Signals

Using Big Data Analytics to Better Understand Korean Unification

Beyond Parallel, powered by the analytics of Predata, is seeking to bring open source intelligence tools to issues related to Korean unification. The signals are drawn from publicly available sources on expertly curated topics to capture the volume and vigor of the online conversation around these issues. The signals are then paired with Beyond Parallel databases of historical events to analyze current trends and make predictions about future events.

Notable Events and Signal Interactions

The signals above capture the volume and engagement in conversations related to North Korean weapons programs (North Korea WMD) and inter-Korean relations. When signal spikes occur following major events, they enable Beyond Parallel to better understand the impact of these events on Korean relations, and when spikes occur independently they have often proven strong indicators that a major event is about to take place.

North Korea Fires Short-Range Missiles | June 8, 2017
North Korea fired four surface-to-ship missiles from a location near Wonsan on June 8 Korea standard time (KST). According to the South Korean military the missiles flew about 200 km (125 miles) before landing in the East Sea. Predata’s North Korea WMD signal showed a spike on June 6, about two days prior to the missile launch event.

North Korea Tests Short-Range Ballistic Missile | May 29, 2017
North Korea test-fired a short-range ballistic missile from a location near Wonsan on the east coast. According to the South Korean military the missile flew about 450 km. North Korean state media described the projectile launched as an “ultra-precision” Scud missile.

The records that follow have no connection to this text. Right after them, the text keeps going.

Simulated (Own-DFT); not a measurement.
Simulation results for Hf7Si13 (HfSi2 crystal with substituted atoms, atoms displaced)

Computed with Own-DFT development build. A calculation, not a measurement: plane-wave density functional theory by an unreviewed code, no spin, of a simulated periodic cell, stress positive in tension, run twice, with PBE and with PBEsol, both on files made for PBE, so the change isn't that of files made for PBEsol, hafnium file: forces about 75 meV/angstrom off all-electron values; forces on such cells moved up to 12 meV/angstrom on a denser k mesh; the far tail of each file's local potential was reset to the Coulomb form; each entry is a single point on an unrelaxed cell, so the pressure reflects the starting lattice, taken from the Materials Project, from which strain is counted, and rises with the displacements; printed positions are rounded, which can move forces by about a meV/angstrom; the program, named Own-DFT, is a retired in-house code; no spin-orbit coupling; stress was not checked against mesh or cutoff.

North Korea Tests Medium-Range Ballistic Missile | May 21, 2017
North Korea launched a Pukguksong-2 missile from a location near Lake Yonpung in South Pyongan province. According to South Korean sources the missile traveled approximately 500 km (310 miles) and was similar to the PGS-2 launch in February 2017.

Big Data in International Relations

Big data refers to any collection of large amounts of information that can come from nearly any source. In addition to traditional sources of data, the internet offers a plethora of potential sources for big data sets including web page edits, social media posts, and online news stories. These data sets are large and complex, requiring specialized data processing software to arrange the data and extract useful information. With the right tools, we can use big data analytics to search for patterns and correlations to learn more about the world or make predictions about the future. These analytics can be applied to a broad array of topics ranging from sports, politics, popular culture, to intelligence in international relations.

In the field of international relations, signals intelligence derived from electronic sources, including the internet, have been a tool used by the intelligence community to bring more intelligence information to policy makers as they make decisions about global affairs. But not all that information and intelligence has to be from top secret sources to be incredibly valuable. Open source intelligence signals are in fact a rich source of information that can provide important insights and context to current events and ongoing trends.

Combining this new big data tool with established tools such as expert analysis, satellite imagery, and historical lessons should bring new information to policymakers, academics and the expert community as we seek to build greater understanding of topics and events surrounding Korean unification.